Archive for November, 2007

Busted Flush: it’s a wrap

Tuesday, November 27th, 2007

Yep, the senses-shattering next volume of the illustrious Wild Cards saga has wrapped and is about to be delivered to Tor. It’s called Busted Flush. And unlike the soon-to-be-released Inside Straight, I most definitely am in this one.

Busted Flush is by way of being another mosaic novel - all the stories are intertwined. It’s a boatload of work for George, the editor, and Melinda, the co-editor (who also wrote the interstitial material tying it all together.) But it can produce a very nice effect.

My contribution marks the return of an old friend. But things are maybe not as they appear…


Inside Straight draws raves

Tuesday, November 27th, 2007

Reviews are coming in for the next Wild Cards volume, Inside Straight. Publishers Weekly, the big enchilada, gives us a good notice (scroll down. And down.) Jeremy at FantasyBookSpot rates it an 11 out of 10 (shades of Spinal Tap!), and Harriet Klausner’s Genre Go Round Reviews likes it too.

Meanwhile Pat’s Fantasy Hotlist out of Québec offers you a chance to win one of two autographed advance reading copies of Inside Straight, signed by George R. R. Martin, Daniel Abraham, Melinda M. Snodgrass, Carrie Vaughn, Michael Cassutt, Caroline Spector, John Joseph Miller, Ian Tregillis, and S. L. Farrell. Which is, well, everybody.

That’s right. I’m not in it. I chose to sit this one out. Don’t let that dissuade you from checking it out. You’ll enjoy Busted Flush a whole lot better if you read this first!

Anyway, congrats to the kids in the first book, and hooray for the triumphant return of Wild Cards! Look for it January 22, 2008.


White Thanksgiving

Thursday, November 22nd, 2007

Just got back an hour or two ago from a wonderful Thanksgiving dinner most kindly hosted by my good friends John and Gail Miller. I didn’t stay late; I’m really sleepy for some reason. Not that getting to sleep fairly early tonight will do me much harm…

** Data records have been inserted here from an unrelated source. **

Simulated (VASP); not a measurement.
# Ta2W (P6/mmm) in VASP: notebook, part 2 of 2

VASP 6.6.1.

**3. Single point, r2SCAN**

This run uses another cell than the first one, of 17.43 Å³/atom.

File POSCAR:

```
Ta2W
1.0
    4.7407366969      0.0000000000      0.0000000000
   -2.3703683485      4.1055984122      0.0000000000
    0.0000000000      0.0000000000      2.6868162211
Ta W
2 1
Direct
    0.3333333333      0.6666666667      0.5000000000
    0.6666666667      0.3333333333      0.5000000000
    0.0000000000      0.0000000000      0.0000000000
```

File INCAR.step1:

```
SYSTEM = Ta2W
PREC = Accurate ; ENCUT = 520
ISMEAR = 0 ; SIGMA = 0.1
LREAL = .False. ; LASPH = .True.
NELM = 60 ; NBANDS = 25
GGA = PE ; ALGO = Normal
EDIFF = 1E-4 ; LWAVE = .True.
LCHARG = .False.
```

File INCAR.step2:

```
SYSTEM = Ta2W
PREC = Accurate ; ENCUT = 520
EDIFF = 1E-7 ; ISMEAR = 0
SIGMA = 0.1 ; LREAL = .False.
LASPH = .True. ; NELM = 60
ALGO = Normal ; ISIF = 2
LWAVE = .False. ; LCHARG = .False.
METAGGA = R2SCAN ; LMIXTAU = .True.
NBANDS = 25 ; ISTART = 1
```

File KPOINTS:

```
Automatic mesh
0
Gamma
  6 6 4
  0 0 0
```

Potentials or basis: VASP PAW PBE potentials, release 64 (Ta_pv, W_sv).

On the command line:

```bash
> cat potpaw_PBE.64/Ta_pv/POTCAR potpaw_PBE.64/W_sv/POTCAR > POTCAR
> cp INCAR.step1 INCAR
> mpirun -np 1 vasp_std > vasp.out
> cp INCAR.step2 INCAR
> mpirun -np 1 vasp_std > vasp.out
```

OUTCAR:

Anyway, Emma was crying to be let in from being put out a few minutes ago. I went to fetch her, and darned if the backyard wasn’t dusted with snow!

Been a long time since we’ve gotten snow this early, to the best of my remembering. Don’t know that I’ve ever seen it on Thanksgiving.

Anyway, hope you all had a good one.

Happy Thanksgiving!

Thursday, November 22nd, 2007

What it says, to one and all.

I’m thankful for my health; for my wonderful friends and extended family, human and animal; and for being able to make my living in a pretty cool way.

In particular I thank you. My friends, readers, fans. You keep me going. In more than the obvious ways.

Health, happiness, freedom, and prosperity to all in the coming year. Despite the odds.

Dazed & confused

Tuesday, November 20th, 2007

The last few days, just to make life interesting, my notebook computer’s been acting up. Either there’s something funky inside the box or the multi-tip Kensington power supply Circuitous City sold me last month when my existing power supply went Tango Uniform, doesn’t quite fit the socket.

What’s been happening is, the power keeps flickering. It’s obvious from the way the screen dims when the machine goes on battery power, as well as the fact that the power-input indicator light goes black. It’s annoying. Fiddling with the plug where it goes in the back of the computer sometimes brings it back. Usually, if sometimes after many attempts.

So after a day or two of it behaving itself mostly, I started having trouble again today. The battery got a bit low, so I got it where it was telling me it was getting power and left it to recharge.I ate dinner and came back to get some writing done. And the computer was black. No lights on; nobody home. Wouldn’t turn on.

Ulp. Uncomfortable feeling. Everything’s backed up - sort of. But it’s been a while since I backed up to the removable hard drive that my desktop PC will actually read.

I tried diddling the plug around in the socket. Nothing. I began to fear the power fluctuations had fried my motherboard. Which would be a Bad Thing.

I sat for a bit contemplating my options. Okay, mainly I was stunned. It did occur to me I could run my thumb drive to some friends’ house and get ‘em to cut me a CD I could slap in my desktop to transfer recently added/edited files. Be a pain, but it’d get me back writing again.

After a while it occurred to me to drag out the package the new power supply came with, which I’d stashed with the old power supply, and see if a different tip might work out. The answer to that was, “no.”

But it came to me to try the old adapter. Sort of on the “it can’t actually hurt” principle. And damned if it didn’t work.

I have no idea.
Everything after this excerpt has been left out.